Tuesday, November 15, 2011

Film Is A Visual Medium. Your Work Will Be Obscured To The Fullest Extent Of Available Technology. Thank You For Playing. (Part One)

When I was in college, if you were majoring in Film, you had to produce a "Final"  film and the crew was made up of fellow students. I remember working on one film where Student "X" was working as the Gaffer...and he was really fast. The problem was that he'd light the scene as soon as he knew where the actors would be acting, but not before he found out where the camera would be. So he always set up the lights in the shot. The third or fourth time this happened, he screamed at the Director of Photography, "The lighting is beautiful! How about if you 'adjust' your shot to avoid the lights for once ‽"

You may find this ludicrous -- and at the time, so did I -- but I'm beginning to sympathize with the poor deluded schmuck. It's true; everyone who works on movies has, at one time or another, felt like their contribution wasn't getting the respect it deserved. (They've also all felt they deserved a really cool leather crew jacket or even a shiny new BMW instead of some crappy T-shirt as a wrap gift, but that's another story altogether.)

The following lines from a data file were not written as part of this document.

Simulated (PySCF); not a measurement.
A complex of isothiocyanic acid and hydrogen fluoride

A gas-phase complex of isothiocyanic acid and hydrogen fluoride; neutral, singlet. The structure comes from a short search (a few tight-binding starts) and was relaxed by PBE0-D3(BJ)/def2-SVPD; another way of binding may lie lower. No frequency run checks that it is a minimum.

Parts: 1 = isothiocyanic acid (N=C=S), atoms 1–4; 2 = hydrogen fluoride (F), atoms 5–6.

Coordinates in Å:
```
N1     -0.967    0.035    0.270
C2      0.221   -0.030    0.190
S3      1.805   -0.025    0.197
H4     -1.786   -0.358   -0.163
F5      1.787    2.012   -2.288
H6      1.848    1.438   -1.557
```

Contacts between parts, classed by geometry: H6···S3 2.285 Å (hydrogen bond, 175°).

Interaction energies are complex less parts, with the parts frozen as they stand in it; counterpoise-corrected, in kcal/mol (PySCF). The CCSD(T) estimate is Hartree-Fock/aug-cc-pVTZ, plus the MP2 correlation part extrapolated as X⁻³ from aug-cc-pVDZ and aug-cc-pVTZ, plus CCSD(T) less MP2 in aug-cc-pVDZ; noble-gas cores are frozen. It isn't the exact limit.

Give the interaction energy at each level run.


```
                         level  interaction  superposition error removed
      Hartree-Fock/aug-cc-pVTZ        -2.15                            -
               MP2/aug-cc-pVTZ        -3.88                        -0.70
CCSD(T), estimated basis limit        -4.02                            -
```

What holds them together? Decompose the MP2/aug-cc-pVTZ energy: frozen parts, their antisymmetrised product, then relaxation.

It's a good news/bad news situation.

For the filmmaker, it's good that someone is obsessing about what time shows up on that clock at the beginning of every take of Scene 87B.  It's good that someone is obsessing about the lead character always wearing that bracelet during the third day of the story, but not on the fourth day of the story.  It's good that someone is obsessing about getting a clean recording of that mournful train whistle in the distance.  It's good that someone is obsessing over there always being plenty of peanut butter & cheese crackers on hand; even if most of the crew thinks they're disgusting, they keep disappearing at an impressive rate, so they must be making somebody happy.

For the obsessed, though, here's the bad news.  No matter how dedicated you are to carrying out the narrow focus of your job description, it's never going to be a movie about a clock that says 9:42 A.M. at just the right moment of screen time; it'll never be a movie about that adorable tennis bracelet; it's never going to be a movie about moody train whistles and if it's ever a movie about peanut butter and cheese crackers, there had better be a fairly engrossing subplot.

So yeah...I get it. the movie is about the people and what they do and say in the locations you pay me to find, but would it be asking too much to actually let the audience get a look at the places sometimes?  Huh?

You want an example?  On one movie, I was sitting down for a meeting with the Director and the D.P. to discuss the look of the film before I got heavily into scouting.  The D.P. said he intended to shoot most of the movie "kinda long-lensey, in your face, really intimate".  "Great", I said, "We can shoot the whole movie in your office." (I swear this is an accurate transcript.)

Here's the opening scene of the movie and here's just a screenshot since embedding is disabled.
Go ahead and watch the whole thing; it's a pretty terrific scene.  But it's also a pretty terrific location. We looked at 42 BAZILLION restaurants before choosing that one. I'm not sure why we bothered.*  Look, I know the scene is about the people around that table, but couldn't we get one stinking in-focus shot of the place? (Why yes...I am being a whiney little bitch.)

One of the first movies I had any real Locations responsibilities on was True Believer.  The opening sequence of the movie is a murder in Chinatown that sets up the rest of the plot.  Here's the trailer for the movie and you can see a snippet of the Chinatown sequence in the first few seconds.



The scene takes up a couple of minutes of actual screen time and it took two full nights to shoot. It took me two solid weeks to make all of the arrangements necessary to shoot there ... stores/restaurants keeping their lights and signs on all night, access to a bunch of roofs and fire escapes for lighting and camera positions, etc.**

Once again...it's a terrific scene, but Chinatown is really fuzzy and out of focus for most of it. Does a little part of me resent the fact that two weeks of my hard work is barely visible on the screen?  Nooooooo!  That would be petty and stupidly self-centered of me. (Feh.)

This Post Will Be Continued with more petty, self-centered whining...
Stay Tuned!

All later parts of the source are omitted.